Michael Fassbender and Liam Cunningham are two of the stars of Neil Marshall's new action film 'Centurion'

Credit: Magnet Releasing

ActionFest 2010 opens with Neil Marshall's 'Centurion'

The first-year festival kicks off with the latest from the acclaimed genre director

Neil Marshall has proven himself over time to be a filmmaker who is able to move from style to style, genre to genre, and he seems to understand that the films he makes are entertainment, pure and simple.  Watching "The Descent" in a dark theater that's completely packed is a great exercise in tension.  His "Doomsday" is one of the most remarkable examples of one filmmaker paying homage to the style and technique of another filmmaker I can recall.  He has a great sense of camera and energy, and even when I don't love his movies, I respect the craft and the confidence.

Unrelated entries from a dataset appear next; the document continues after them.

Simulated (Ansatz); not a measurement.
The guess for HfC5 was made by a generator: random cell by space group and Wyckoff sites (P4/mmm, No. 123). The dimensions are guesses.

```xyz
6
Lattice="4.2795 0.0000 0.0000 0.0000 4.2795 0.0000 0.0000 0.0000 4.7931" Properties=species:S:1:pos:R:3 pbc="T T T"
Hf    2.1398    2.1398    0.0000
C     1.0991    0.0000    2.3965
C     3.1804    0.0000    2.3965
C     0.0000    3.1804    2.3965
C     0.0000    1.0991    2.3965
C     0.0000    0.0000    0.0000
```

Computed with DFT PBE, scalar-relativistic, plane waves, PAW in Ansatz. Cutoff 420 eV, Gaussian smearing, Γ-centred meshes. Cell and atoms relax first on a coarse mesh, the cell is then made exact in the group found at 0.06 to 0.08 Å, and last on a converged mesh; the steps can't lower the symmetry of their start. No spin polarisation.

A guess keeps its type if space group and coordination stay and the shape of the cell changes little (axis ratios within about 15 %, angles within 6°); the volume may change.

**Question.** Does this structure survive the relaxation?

"Centurion," his latest, attempts to answer the question of what happened to Rome's legendary Ninth Legion, and it's a bloody, gritty, simple chase film that gives Michael Fassbender a lead role that could easily turn him into a viable action hero in big Hollywood films.  So far, he's proven himself to be a gifted and interesting actor in films like Steve McQueen's "Hunger," Quentin Tarantino's "Inglorious Basterds," and the underseen "Fish Tank" from earlier this year.  He's a bit of a chameleon, and he's one of those actors who pushes his body to extremes depending on the role.  For "Hunger," where he played an Irish hunger striker, he looked like he was on the verge of death, emaciated and frail.  In "Centurion," he's preposterously ripped, and he handles himself like an old pro in the fight sequences.  It's an impressive piece of work, and he grounds the film with his performance.